Double trouble in China

http://atimes.com/atimes/Global_Economy/GECON-01-240614.html



Double trouble in China
By Martin Hutchinson
Jun 24, '14

Eight years ago, the accountants Ernst and Young got in trouble with the Chinese authorities for estimating the bad debts in the Chinese banking system at US$911 billion. It was especially tactless in that the major Chinese banks were mostly within months of launching IPOs in the international markets. Since then, the Chinese bad-loan problem has been swept under the rug, and we have had to make do with guesses about its scale.

China's spending "stimulus" in 2009, funded by the banks rather than by the Treasury as in the West, clearly made matters much worse. Following a recent study of the Chinese shadow banking system by the Financial Times, the current scale of the problem is becoming clear, and it has serious implications both for the Chinese past we have unquestioningly admired and the future we can expect.

China's shadow banking sector has grown exponentially since the government started pulling back on the traditional banking system at the end of 2009. Since 2007, shadow banks provided more than 30 trillion yuan ($4.8 trillion) of loans. Together with the banking system, they expanded loans by 87% of Gross Domestic Product (GDP) since 2006, according to the FT.
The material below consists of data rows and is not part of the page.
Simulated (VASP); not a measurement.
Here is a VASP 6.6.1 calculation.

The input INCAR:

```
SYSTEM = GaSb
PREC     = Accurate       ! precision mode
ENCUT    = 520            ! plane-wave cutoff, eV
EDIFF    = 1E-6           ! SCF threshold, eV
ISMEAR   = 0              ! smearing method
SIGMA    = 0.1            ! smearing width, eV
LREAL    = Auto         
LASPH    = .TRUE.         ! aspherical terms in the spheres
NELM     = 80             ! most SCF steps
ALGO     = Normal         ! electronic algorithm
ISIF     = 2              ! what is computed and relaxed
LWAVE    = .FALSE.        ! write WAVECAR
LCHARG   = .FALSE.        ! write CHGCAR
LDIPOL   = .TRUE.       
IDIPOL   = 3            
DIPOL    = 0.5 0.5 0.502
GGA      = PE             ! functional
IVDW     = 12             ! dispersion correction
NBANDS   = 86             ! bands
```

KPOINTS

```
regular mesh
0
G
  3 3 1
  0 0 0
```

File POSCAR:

That's more than double the expansion in US credit from 2002 to 2007, and it indicates the potential for a severe crisis. More than 10,000 "local-government financing vehicles" have been set up to circumvent local-government borrowing limits. By the end of 2013, they held more than 31% of GDP in off-budget financing. Total debt in the Chinese economy has risen from 130% of GDP in 2008 to 220% in 2013, with assets in the formal and informal banking sector increasing from $10 trillion to $25 trillion.